Why metronome click is recorded?

Hello dear forumers,

I’m a complete newbie in Cubase, running trial version of Cubase Elements 8.

I set up a metronome in Cubase and try to record the microphone sound, but for some reason metronome sound is recorded together with microphone (although I use headphones).

Is there a way to disable this?

Hi there Svetlana,

I used to have this when I recorded my acoustic guitar through my condenser microphone!

If I understand correctly the click track that is playing in your headphones is being picked up by your microphone. Not at full volume but enough to be heard on the audio track? If you record several audio tracks then you obviously increase the click volume overall so all you have to do is lower the metronome level or volume.

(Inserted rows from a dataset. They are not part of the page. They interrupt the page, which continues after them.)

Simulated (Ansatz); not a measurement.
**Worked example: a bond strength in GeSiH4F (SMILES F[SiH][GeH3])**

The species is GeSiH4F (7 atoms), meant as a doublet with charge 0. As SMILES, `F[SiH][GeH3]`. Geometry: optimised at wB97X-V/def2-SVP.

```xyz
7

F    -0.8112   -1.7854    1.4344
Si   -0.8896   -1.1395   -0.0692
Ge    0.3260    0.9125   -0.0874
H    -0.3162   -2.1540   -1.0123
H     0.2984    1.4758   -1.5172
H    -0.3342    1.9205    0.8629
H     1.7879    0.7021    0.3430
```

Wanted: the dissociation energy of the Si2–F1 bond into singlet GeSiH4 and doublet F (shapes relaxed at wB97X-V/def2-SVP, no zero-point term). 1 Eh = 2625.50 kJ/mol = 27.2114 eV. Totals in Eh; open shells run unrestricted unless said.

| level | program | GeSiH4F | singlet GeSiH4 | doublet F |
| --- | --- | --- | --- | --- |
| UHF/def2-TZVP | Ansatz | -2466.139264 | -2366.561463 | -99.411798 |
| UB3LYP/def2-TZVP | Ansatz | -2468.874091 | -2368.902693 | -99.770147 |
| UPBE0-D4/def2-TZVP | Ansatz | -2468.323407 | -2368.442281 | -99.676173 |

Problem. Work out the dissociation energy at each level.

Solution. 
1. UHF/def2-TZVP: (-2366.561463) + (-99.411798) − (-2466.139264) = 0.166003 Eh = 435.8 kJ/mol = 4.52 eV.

This is done by clicking on Transport > Metronome set up. Mine is probably about the 20% level, which suits me, but a bit of trial and error will probably be needed!


Jim B

Thank you Jim! The problem is solved by lowering the metronome level.

You may be better getting fitted earphones, which are expensive.

Or make your own, using some reasonable-quality low-profile sealed earphones, taking off the rubber/silicone fittings, and using a Radians Custom Molded Earplugs kit to fashion you own. This is just a few $10s.

Note that the kit is normally for making isolation earplugs, which is just a big plug of the stuff. It needs to be done differently to make it work with earphones. You may come across a web page where someone describes how they have done it, but I found that the stuff passed through the mesh on the end of the canal of the earpiece. If you are interested, I can describe the ‘proper’ way to do it.

I used mine for our first YouTube recording. The earphones end up sitting further into the ear than with the standard rubber/silicone bits, which makes them almost totally out of sight in the video.

While fitted tends to lower the bleed levels considerably, it is still best to try to use the lowest level you can clearly hear at.

Or alternatively, just lower the level.

This would appear to be a good example of Occams Razor, a principal that I believe should be applied across the entirety of music making and DAW recording.

For those that don’t know of it, Occams Razor is a principal that says:


Regards all,

Jim B

Doesn’t always work because one needs enough level for the foldback to be useful. It may solve the immediate problem, for the moment, but may not have enough margin for other situations.

That leaves the other SIMPLE answer: Increase the isolation!

Sometimes, more than one SIMPLE answer has to be applied.